Have you ever tried to make your own language? Just me, huh? (Yep.) It seems be be fairly common among fantasy writers, though. Tolkien‘s Elvish, Jordan‘s Old Tongue, Roddenberry’s Klingon [Klingonese?], Paolini’s Ancient, (your secret code where you inserted a consonant at every syllable [uncrackable (unpronounceable)]) etc.
But why go through all the hassle? Why not just use an already established language?
Sure, it might be easy to create new words, but then you really get to thinking about it (you do?) and you wonder if their should be proper word order: subject-verb-object, subject-object-verb, object-verb-subject (mirror world?). Then you begin to worry about declensions of nouns and conjugations of verbs (what?). Finally, you just scrap the whole idea.
But, you still want your story to sound authentic, like it has one, common, ancient language. Why else would everyone speak the same language in the current story, right? So, perhaps you decide to just integrate a few of today’s more popular languages into an ancient language: English, French, Spanish, German, Mandarin, Russian, Indian, Arabic…but that soon gets complicated. Why not narrow it down to ancient languages: Old English, Old Norse, Latin, Aramaic, and Ancient Greece? (Because it’s still too complicated?)

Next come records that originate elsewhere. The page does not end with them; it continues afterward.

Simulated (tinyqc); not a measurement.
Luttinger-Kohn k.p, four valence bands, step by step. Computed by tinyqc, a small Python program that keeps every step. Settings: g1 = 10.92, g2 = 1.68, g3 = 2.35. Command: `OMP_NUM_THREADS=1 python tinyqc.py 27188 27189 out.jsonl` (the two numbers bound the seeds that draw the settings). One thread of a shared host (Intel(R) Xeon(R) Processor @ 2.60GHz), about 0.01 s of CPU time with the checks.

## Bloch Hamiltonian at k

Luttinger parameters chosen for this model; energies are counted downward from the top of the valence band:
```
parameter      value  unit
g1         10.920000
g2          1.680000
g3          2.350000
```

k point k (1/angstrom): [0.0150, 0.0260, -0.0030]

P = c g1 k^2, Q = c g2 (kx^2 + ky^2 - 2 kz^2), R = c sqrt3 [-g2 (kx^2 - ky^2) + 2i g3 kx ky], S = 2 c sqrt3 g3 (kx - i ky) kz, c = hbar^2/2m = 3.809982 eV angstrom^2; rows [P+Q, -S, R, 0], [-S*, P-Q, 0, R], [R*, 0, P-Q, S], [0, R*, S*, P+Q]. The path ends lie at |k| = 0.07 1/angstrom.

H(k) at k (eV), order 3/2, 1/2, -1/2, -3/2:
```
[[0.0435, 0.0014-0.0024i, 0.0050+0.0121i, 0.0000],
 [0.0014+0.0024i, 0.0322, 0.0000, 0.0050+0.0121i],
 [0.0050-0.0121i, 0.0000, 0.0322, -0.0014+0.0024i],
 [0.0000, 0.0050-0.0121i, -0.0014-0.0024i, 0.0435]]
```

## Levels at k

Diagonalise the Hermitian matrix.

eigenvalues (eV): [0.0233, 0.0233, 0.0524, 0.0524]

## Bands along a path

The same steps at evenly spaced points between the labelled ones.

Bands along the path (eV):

The easiest course, is to just simplify English. After all, there has to be some redundancies. And that gets you thinking, why not create an off-the-wall looking language, that sounds the same as English?
For example, if you take the gh from laugh, the o from women, and the ti from action, it still sounds like fish, but is spelled ghoti [thanks Mr. Rossi, aka, the Maestro, my Latin teacher]. Weird, right (if you ever think, “I’m too nerdy for my own good” stop by and read this entry)?